As platforms and processes evolve, IT management has a responsibility to distil user preferences upwards and build an IT stack that is capable of reflecting the way people want to work on the devices that people want to work with.
At the same time, corporate users are becoming more tech-savvy and many non-technical workers are even becoming aware of the way cloud computing works. Once people know more about the back-end elements of IT, it seems reasonable that they will want to do more with the front end on their own devices.
Ten years ago, businesspeople didn't use the term 'application' in the same way that they do nowadays - largely thanks to the popularisation of the term 'app' which was first used to describe software on tablets and smartphones. Five years from now, comparatively non-technical businesspeople may well know what an application programming interface (API) is, by the same degree of evolution.
So what does this mean for cloud?
Today we sit at a pivotal point in terms of people starting to understand what the mechanics of cloud computing really look like.
Part of that process is an appreciation for the 'different types' of cloud that exist (optimised for storage, networking, processing/compute, memory etc.) - as well as an effort to understand the different layers of our IT as we migrate them to the cloud.
Often described by the term 'stack' or indeed 'full stack', we hear technologists talk about 'deployments across the full breadth of your IT stack' and such like. But what does it mean?

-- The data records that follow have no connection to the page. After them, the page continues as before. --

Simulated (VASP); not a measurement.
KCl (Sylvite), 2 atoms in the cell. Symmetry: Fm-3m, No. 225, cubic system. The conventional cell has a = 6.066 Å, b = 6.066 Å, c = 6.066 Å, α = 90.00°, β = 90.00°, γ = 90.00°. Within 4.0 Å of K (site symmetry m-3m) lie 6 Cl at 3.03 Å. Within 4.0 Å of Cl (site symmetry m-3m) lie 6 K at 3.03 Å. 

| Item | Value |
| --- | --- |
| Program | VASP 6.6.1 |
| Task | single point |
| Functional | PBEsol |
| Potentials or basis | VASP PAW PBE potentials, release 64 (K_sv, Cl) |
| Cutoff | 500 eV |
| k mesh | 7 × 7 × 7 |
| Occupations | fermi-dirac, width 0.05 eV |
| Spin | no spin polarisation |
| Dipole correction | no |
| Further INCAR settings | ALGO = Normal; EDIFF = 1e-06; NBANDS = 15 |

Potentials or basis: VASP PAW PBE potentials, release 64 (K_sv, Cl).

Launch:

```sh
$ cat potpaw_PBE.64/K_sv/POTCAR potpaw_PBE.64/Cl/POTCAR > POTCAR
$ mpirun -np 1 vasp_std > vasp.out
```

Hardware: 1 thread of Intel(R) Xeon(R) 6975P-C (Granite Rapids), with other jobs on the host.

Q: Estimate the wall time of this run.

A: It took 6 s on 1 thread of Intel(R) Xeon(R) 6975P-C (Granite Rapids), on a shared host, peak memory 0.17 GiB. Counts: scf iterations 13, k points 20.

All we are talking about is every part of the computer system. This means everything from the base level logic and system level design, upwards to the applications, user interfaces, and the latest visualisation tools.
Inside the stack
Looking closer, while still retaining a relatively easy-to-digest explanation of the stack, we can pinpoint the following layers:
System logic, languages, server-level networking, and hosting
Data models and business logic
Data transport bus systems and APIs
Visualisation and graphical user interface (GUI)
User experiences and functionality
Software requirements and project management
How we get the stack to the cloud
Cloud hosting providers, operating systems companies, and even hardware manufacturers are increasingly positioning themselves as systems integrators (SIs) -- and this function will be crucial in terms of helping enterprises use pre-existing blueprints and best practice frameworks for moving their stack to the cloud.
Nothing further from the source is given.